The Challenge of Loneliness and How Social Capital Can Help Combat It

Valentine’s Day is only a couple of weeks away and it has me replaying the lyrics to an old Beatles song over and over again in my head - “All the lonely people, where do they all come from? All the lonely people, where do they all belong?”

If I didn’t already work for a nonprofit which stresses the importance of using social capital, social networks and community engagement to produce positive health outcomes, would an article talking about how the twenty-first century has become known as “The Age of Loneliness” ever have caught my attention? Maybe not, but we all feel lonely from time to time.

According to writer George Monbiot, “We have created human societies where it is easier for people to become cut off from all human connections than ever before.” Facebook and other social media outlets have helped accelerate this process. How often have you posted a status or thought and returned to it multiple times to see how many “likes” or comments it’s received? We seem to place a higher stake on how many “friends” we have on Facebook, rather than how many individual friends’ lives we have touched by physically being there for them or being able to open our networks to connect them with others.

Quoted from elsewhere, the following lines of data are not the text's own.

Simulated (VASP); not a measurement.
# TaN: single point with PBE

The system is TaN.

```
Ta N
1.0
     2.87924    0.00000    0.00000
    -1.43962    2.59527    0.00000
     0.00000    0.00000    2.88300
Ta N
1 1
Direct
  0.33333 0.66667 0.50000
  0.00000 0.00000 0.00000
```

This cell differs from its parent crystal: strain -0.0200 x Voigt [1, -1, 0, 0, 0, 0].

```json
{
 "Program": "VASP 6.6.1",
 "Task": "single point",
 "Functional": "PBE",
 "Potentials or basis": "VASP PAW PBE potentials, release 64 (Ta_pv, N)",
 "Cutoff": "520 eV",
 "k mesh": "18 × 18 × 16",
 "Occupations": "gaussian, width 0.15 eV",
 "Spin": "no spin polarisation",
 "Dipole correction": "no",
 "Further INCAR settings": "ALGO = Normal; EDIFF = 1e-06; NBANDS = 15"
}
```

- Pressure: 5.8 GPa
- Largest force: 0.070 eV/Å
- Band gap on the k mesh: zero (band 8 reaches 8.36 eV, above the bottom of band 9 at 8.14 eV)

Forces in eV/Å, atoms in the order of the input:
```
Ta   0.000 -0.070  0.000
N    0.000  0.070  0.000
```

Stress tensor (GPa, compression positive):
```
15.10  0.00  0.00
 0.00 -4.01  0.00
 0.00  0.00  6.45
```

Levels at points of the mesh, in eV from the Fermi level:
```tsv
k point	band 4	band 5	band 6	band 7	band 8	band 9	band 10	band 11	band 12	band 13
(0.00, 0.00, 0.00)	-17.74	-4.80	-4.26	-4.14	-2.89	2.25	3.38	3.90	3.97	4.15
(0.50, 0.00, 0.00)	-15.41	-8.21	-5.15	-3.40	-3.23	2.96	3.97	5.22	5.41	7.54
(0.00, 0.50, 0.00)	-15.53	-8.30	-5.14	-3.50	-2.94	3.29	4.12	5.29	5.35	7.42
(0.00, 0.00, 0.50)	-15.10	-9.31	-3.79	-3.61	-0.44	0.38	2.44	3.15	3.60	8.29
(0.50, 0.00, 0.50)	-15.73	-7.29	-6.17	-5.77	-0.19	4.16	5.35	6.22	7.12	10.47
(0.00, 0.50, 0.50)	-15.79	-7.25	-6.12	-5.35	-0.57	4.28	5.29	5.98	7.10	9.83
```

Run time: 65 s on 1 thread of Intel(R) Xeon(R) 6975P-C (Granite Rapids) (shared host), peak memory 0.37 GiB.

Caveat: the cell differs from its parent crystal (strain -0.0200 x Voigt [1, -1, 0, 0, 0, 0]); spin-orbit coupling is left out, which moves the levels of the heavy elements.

Since my father’s recent passing, I’ve been thinking about how immensely lonely my mother must be feeling. After all, she had been with my father for over 50 years, starting at age 19. I can’t even begin to imagine how you go from sharing your everyday thoughts with someone for so long to having complete silence in your house. The silence must be deafening at times. According to a recent report by AARP, isolation (or loneliness) among adults over 50 is a growing epidemic due to the following statistics:

 

  • 45 percent of adults over 65 are divorced, separated or widowed.

  • 42 percent of Americans over 65 are disabled in some way.

  • 28 percent of those over 65 — and 46 percent of women — live alone.

  • Americans who reach 65 today can expect to live, on average, an additional 20 years.


When we think of a lonely person, we often think of a “loner.” In reality, loneliness stretches far beyond single people or older adults. There are children and adolescents who feel alone or that no one has ever gone through what they are going through. There are married people who rely too heavily on a spouse to satisfy all of their social needs. And there are “helicopter parents” who hover so closely to their children and their activities that they sacrifice their own friends and adult social circles or exclude their own children from making the important bonds of friendship at an early age.


The research on the effects of loneliness on health, emotional problems, and substance abuse due to social exclusion are mentioned in Jacqueline Olds’ book, The Lonely American and by Professor Peter Cohen in his Huffington Post article, The Real Cause of Addiction.  Cohen argues that human beings have a deep need to bond and form connections and without these connections we have a much higher propensity towards addictive behaviors. Cohen states: “It's how we get our satisfaction. If we can't connect with each other, we will connect with anything we can find -- the whirr of a roulette wheel or the prick of a syringe. We should stop talking about 'addiction' altogether, and instead call it 'bonding.'”


Human connection, or applying ‘social capital’ could go a long way in the recent heroin crisis felt here in Massachusetts and elsewhere around the country. Canadian psychologist Bruce Alexander, at the Simon Fraser University in British Columbia, Canada, used rats to prove his hypothesis that sensory deprivation and social depravity (or loneliness) spurs drug addiction. To test his hypothesis, he built an enclosure around 200 times the size of a standard rodent cage. He decorated the interior walls and supplied running wheels and nesting areas. Rats in this cage had access to a plentiful supply of food, and, most importantly, the rats lived in it together. he referred to this as “Rat Park”.

Rats are smart, social creatures. Living in a small cage on their own is a form of sensory deprivation. Rat Park was what neuroscientists call an enriched environment, or non-deprived. In Alexander's tests, rats reared in traditional cages drank nearly 20 times more morphine than those brought up in Rat Park.

Alexander states that “for far too long, we have talked exclusively about individual recovery from addiction. We need now to talk about social recovery - how we all recover, together, from the sickness of isolation that is sinking on us like a thick fog.”

In the face of such daunting statistics and research, how do we even begin to combat this problem? The good thing about social capital is that it starts small. Every interaction with your neighbor, or time you do each other a favor, builds the foundation of community. Something as simple as helping them shovel their front stairs, offering to hold the ladder for them while they clean out their gutters or sharing some homemade soup or baked goods are all simple things we can do to use our social capital to help combat the challenge of loneliness in 2015 and beyond.